2.5 Sensors: photosites, CCD vs CMOS⧉
We have been treating the pixel as an abstraction: a number that integrates incoming light over a little patch of the image. It is time to look at the thing that actually produces that number — the image sensor — because how it is built, and above all how it is read, quietly decides a great deal of what a camera can and cannot do. The previous chapter owned three axes of the pixel integral (the aperture, the pixel's area, and wavelength); this chapter owns the fourth, time, and the mechanism that opens and closes it: the shutter.

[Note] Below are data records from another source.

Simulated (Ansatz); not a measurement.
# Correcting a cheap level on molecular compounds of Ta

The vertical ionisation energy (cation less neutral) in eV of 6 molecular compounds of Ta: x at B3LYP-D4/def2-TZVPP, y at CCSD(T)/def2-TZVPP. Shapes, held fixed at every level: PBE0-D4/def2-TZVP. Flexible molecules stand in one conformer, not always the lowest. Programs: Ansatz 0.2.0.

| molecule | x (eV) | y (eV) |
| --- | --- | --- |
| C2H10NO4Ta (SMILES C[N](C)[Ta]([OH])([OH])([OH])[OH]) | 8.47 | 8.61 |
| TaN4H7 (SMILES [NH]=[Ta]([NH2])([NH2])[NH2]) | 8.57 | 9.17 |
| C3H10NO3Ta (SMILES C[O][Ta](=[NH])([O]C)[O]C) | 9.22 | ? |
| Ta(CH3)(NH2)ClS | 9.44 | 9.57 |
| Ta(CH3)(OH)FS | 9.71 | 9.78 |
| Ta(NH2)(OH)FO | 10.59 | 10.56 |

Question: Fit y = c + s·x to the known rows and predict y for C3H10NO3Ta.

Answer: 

2.5.1 Photon to number: the photosite⧉
A digital sensor is a two-dimensional array of photosites, one per pixel. Each photosite is essentially a tiny bucket — a potential well — that counts photons: arriving light frees electrons, the well accumulates that charge, and at the end of the exposure the charge is converted to a voltage and then, by an analog-to-digital converter (ADC), to a number. Because the well literally counts arrivals, the number it reports is, to good approximation, linear in the amount of light that fell on it. That linearity is not a minor technical detail: it is what lets us treat a raw image as a calibrated radiometric measurement, and it is the foundation that makes HDR merging, deblurring, and depth estimation meaningful later in the book.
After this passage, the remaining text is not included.